“Truly successful decision-making relies on a balance between deliberate and instinctive thinking.” - Malcolm Gladwell
When we made the decision to go into Cape May after our slog down the New Jersey Coast, we were faced with a decision that was difficult to make. How does one know they are making the right decision? Is it common to make the decision and then doubt it? Or worse yet, fear the shoulda, woulda, coulda of hindsight? How do you make a good decision?
Craig and I typically weigh the pros and cons, as I’m sure that’s how most people do it. Not only do we have to think about the safety of our family, but also we have to take in to account the abilities (or lack there of) of our boat and what she may or may not be able to handle.
While resting at anchor, we were faced with waiting out high wind or confront the wind and waves in order to get around Cape May and head up the Delaware River. The treacherous trek of our 30-hour passage was very fresh in our minds and we weren’t really interested in being in uncomfortable conditions again, so soon anyway. We didn’t want to stay put until the winds died down either because we wanted to push on to Annapolis and take advantage of the good wind (from the appropriate direction) up the Delaware. And we knew we couldn’t go through the Cape May canal because our mast was too tall for the fixed bridge. We scrutinized the chart and the tide tables to figure when we needed to leave in order to have the current in our favor. We also knew that there were many shoals around Cape May and we didn’t feel comfortable dodging them in high winds and waves or in the dark.

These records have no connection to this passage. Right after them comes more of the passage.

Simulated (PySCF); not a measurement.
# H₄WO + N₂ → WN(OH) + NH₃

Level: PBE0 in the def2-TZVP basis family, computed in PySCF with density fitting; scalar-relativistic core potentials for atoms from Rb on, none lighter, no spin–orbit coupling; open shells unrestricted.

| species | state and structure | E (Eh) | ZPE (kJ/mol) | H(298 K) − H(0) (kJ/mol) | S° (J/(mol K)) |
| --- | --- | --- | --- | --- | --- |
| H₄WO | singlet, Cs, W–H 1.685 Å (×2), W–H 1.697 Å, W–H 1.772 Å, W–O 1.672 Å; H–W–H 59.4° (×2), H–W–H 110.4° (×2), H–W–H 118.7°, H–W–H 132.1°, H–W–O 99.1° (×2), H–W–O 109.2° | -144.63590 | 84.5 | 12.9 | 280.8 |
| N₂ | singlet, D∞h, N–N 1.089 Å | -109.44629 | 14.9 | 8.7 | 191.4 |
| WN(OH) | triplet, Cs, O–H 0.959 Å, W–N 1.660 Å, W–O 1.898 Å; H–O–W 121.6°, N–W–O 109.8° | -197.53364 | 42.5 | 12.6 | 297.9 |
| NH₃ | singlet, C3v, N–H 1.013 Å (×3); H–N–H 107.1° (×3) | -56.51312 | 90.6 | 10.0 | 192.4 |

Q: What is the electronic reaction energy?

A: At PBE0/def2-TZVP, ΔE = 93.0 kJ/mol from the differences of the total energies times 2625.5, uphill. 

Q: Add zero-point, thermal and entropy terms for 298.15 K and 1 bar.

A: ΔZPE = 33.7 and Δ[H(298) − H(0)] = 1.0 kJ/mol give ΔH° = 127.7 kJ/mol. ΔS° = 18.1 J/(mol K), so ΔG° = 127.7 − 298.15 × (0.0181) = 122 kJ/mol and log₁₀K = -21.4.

What to do, what to do?? We looked at one another and asked “what do you want to do?” and the other said, “I don’t know, what do you want to do?” Have you ever been paralyzed by this situation? In the end, we felt it was safer to leave in the day light hours. Everything is better in the daytime, right? Plus, as Craig said (jokingly) a daytime rescue was better than a night time one! So we left at 8:45 in the morning slightly ahead of the changing tide to get a head start. As it turned out, the waves were only really bad near the inlet and then seemed to settle down quickly. We were able to hug the beach and make great time up the Delaware. In hindsight, it was a good decision!